Back in the good old days, a game wasn't even considered playable unless it was so hard that you could never actually see beyond the first few levels – that was just how we got our value for money. The late 1980s were a time when men were men – even when they were pre-pubescent or, God forbid, female – and chest hair, flat caps, and hard liquor were mandatory for anybody over the age of four. La-Mulana EX is a throwback to that glorious time, complete with an Indiana Jones protagonist and a huge tomb to raid – and it's as tough as a Geordie groin guard tester.

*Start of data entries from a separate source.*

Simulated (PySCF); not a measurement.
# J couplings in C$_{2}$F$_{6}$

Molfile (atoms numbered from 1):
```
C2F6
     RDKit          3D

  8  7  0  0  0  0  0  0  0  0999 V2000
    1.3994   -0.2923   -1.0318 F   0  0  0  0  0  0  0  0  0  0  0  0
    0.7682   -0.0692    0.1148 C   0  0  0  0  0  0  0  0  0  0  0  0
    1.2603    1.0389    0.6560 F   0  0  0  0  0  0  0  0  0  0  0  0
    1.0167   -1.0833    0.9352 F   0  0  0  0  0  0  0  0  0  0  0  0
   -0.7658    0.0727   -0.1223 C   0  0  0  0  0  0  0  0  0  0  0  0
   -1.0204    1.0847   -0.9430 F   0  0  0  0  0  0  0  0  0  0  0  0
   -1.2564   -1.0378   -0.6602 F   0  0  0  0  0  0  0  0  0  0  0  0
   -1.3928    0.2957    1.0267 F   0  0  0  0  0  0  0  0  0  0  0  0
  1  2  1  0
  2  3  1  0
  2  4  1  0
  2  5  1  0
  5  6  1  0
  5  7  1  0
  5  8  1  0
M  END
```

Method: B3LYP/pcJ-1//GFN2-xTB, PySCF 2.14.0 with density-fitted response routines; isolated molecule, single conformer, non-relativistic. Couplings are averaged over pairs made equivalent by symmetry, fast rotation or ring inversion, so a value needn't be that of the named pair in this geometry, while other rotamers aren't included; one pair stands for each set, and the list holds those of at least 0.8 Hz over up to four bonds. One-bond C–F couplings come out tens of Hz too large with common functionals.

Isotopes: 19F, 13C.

The difficulty is more of a side-effect of recreating one of those retro games that we all loved to hate two decades ago. Complete with bars down the side, this is a loving recreation of titles that appeared on the MSX and SNES and which we shamefully still haven't finished. You explore a variety of screens, fight monsters, collect objects, and work your way through a self-guided story. Metroidvania gameplay mixed with classic visuals make for an incredibly authentic experience that'll delight purists but grate for those that want something fresher.
The Vita is the perfect device for a game like this, because it's as much about exploration and puzzle solving as it is action. You will need to use your trusty bullwhip to take on enemies, but you'll also need to use your brain to progress. Backtracking and pixel-hunting is frequent, and failing a challenge can have tragic results.
Your little Indy clone can take quite a bit of damage actually, which is handy because you're going to get a lot of it. Enemies are quick and tricky and you'll need quick reactions if you want to survive. Bosses are just as frustrating, and saving is a must before you decide to take them on. Save points are relatively rare, so every new section of your adventure must be approached properly.
You can buy new items that'll make your progress that much smoother. Your computer can translate runes, speak to the dead (or read their final diary entries, anyway), and receive emails – the only thing that it can't do is stream from Netflix or post to Twitter. Clues as to what you must do to open doors or reach new areas are about as obvious as a lemming's will to live, so a guide will come in handy if you don't fancy a mental breakdown.
You'll also unlock a variety of new weapons, which basically just change the range at which you attack. There's a sense of progression as you become gradually more badass, and a sense of being knocked down a peg or two when you inevitably let it go to your head.
Visually the game is striking, if only because it goes so far out of its way to live up to its influences. There are occasional tell tale signs that it isn't a real retro outing, but they're not easy to spot.
However, because of its loyalty to source material, this is a game that struggles to stand on its own two feet. It's not going to be a Braid or a Limbo, where everybody and their hipster sister fight their friends to say the most hyperbolic statement in existence. It'll be a quiet success for people who like to get their butts kicked, and who like to explore big maps and solve occasional puzzles. It's a niche title at best, and buying without knowing fully what you're getting into could well be a recipe for disaster.
It'll be a long disaster, though, because there's plenty to come back to. Challenges expand on the main adventure, tasking you with certain objectives that you'll need to beat as quickly as you possibly can. There are also a lot of people to talk to and different ways to approach things, but how fun that'll be when you've already completed the game will vary from person to person.
But that's part of what makes it special: it never tries to be anything that it's not. The dialogue is a little wacky, but other than that it's wall to wall death and exploration; no shoehorned story or bonus gameplay – just playing a game for the sake of playing it. It won't be to everybody's tastes, but it never feels like it's trying to be.
If you want a hard-as-nails adventure that'll have you swearing at random people on the street, then this might just be the game for you. La-Mulana EX is a quality recreation of the titles from yesteryear, but perhaps lacks a little soul of its own as a result.